This year’s peace prize recipient--Shirin Ebadi of Iran--took much of the world by surprise even by the selection committee’s dubious standards. Most Western news agencies had speculated that either Pope John Paul II or Vaclav Havel, the former Czech president, would win the award; Ebadi was not on their radar screen. The British news agency Reuters reported on October 10 that the Australian-based Centrebet bookmakers had the Pope 5-2 favourite, followed by Havel at 7-1. There was intense speculation that the ailing pontiff would be this year’s winner of the 10 million Swedish crowns (US$1.32 million) award, out of a field of 165 candidates. Since the peace prize is not awarded posthumously, this year was considered likely to be the Norwegian committee’s last chance to honour the pope, because of his age and poor health. But when Ebadi was declared the winner, even the New York Times – no friend of Muslims or of Iran – had to concede that she is "not particularly well known outside Iran" and "the Nobel committee’s choice came as a surprise to most outside observers" (October 11). In fact, few had heard of her and most people were forced to ask, "Shirin who?"
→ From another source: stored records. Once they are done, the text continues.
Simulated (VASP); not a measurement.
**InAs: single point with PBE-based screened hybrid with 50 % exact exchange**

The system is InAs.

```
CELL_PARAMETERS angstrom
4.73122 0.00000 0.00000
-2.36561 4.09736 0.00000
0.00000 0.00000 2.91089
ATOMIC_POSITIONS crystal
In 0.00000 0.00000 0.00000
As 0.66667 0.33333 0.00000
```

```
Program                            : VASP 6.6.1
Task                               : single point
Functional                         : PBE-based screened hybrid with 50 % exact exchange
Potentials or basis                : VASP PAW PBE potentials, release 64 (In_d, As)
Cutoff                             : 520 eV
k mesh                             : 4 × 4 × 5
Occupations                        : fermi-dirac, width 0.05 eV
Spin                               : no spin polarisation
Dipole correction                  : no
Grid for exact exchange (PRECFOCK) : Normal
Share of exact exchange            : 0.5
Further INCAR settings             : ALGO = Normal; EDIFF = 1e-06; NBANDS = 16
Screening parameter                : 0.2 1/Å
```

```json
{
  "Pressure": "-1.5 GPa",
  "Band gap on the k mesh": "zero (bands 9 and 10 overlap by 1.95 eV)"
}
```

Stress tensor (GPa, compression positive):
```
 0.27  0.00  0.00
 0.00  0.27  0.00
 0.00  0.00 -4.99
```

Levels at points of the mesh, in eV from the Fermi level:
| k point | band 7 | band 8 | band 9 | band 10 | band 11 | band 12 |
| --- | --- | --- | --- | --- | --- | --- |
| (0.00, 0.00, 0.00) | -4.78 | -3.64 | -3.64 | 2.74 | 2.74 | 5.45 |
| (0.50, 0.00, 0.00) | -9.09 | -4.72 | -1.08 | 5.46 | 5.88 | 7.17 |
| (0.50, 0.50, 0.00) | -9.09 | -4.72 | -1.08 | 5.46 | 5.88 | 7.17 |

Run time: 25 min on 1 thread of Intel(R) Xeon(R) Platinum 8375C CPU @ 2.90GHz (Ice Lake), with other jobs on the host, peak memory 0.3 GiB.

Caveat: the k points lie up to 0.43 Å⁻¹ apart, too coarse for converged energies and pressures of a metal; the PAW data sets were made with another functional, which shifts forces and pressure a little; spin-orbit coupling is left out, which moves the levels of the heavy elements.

Ebadi’s selection is akin to the Nobel prize for physics being awarded to a high-school physics teacher. The question that needs to be asked is: what motivated the committee to choose her above 164 other candidates for this year’s award? As president Mohammed Khatami of Iran pointed out, this is a "political award". Ebadi’s selection was based not on what she has done but where she lives and what her role is in that society vis-a-vis the established system. Islamic Iran is the target of a vicious Western propaganda campaign; leading the charge, the US and zionist Israel are targeting Iran’s peaceful nuclear energy programme and have goaded the International Atomic Energy Agency to pressure Tehran (there is not even a hint in the West that anyone thinks that Israel’s arsenal of 250 nuclear weapons might be a threat to world peace). Human rights is another arena where Islamic Iran is being targeted. This springs from a conception that western values are universal, and only these must be implemented. Anyone who dares to suggest an alternative system is backward and must be discredited.

Islamic Iran’s real "fault" is that it refuses to submit to the West’s dictates. If the Norwegian Committee were really serious about awarding its peace prize to fighters for justice in the Muslim world, would be many more suitable nominees; lawyers who have defended victims of the Egyptian government’s brutal persecution of its political opponents, for instance. But Mubarak’s Egypt is an ally of the West. There, activists against the tyrannical regime are branded as "terrorists"; hundreds are being held in jails on trumped-up charges; many have been sentenced to long prison terms by military courts without any recourse to appeal. Much the same situation exists in the territories of other favourite regimes of the West: Tunisia, Algeria and Morocco, for example. Even in the West there are brave souls exposing the crimes being perpetrated by the US and Israel. While their criticism of such regimes is relatively mild, there is no thought given to the fact that the US and Israel are far worse violators of human rights than those they accuse; those brave souls in the US and indeed in Israel itself who struggle against such tyranny ought to be given some consideration. Are such names as Ramsey Clark, David Cole, Noam Chomsky or Francis Boyle ever likely to appear on the committee’s list for the Nobel peace prize? How about jewish opponents of zionism, such as Uri Davis, Uri Avnery and the Neturei Karta group?

Awarding the Nobel peace prize to Shirin Ebadi is an act of provocation against Iran and its Islamic system. Most Muslims have seen through the ruse and are not taken in by the ploys used to discredit Islam and Muslims.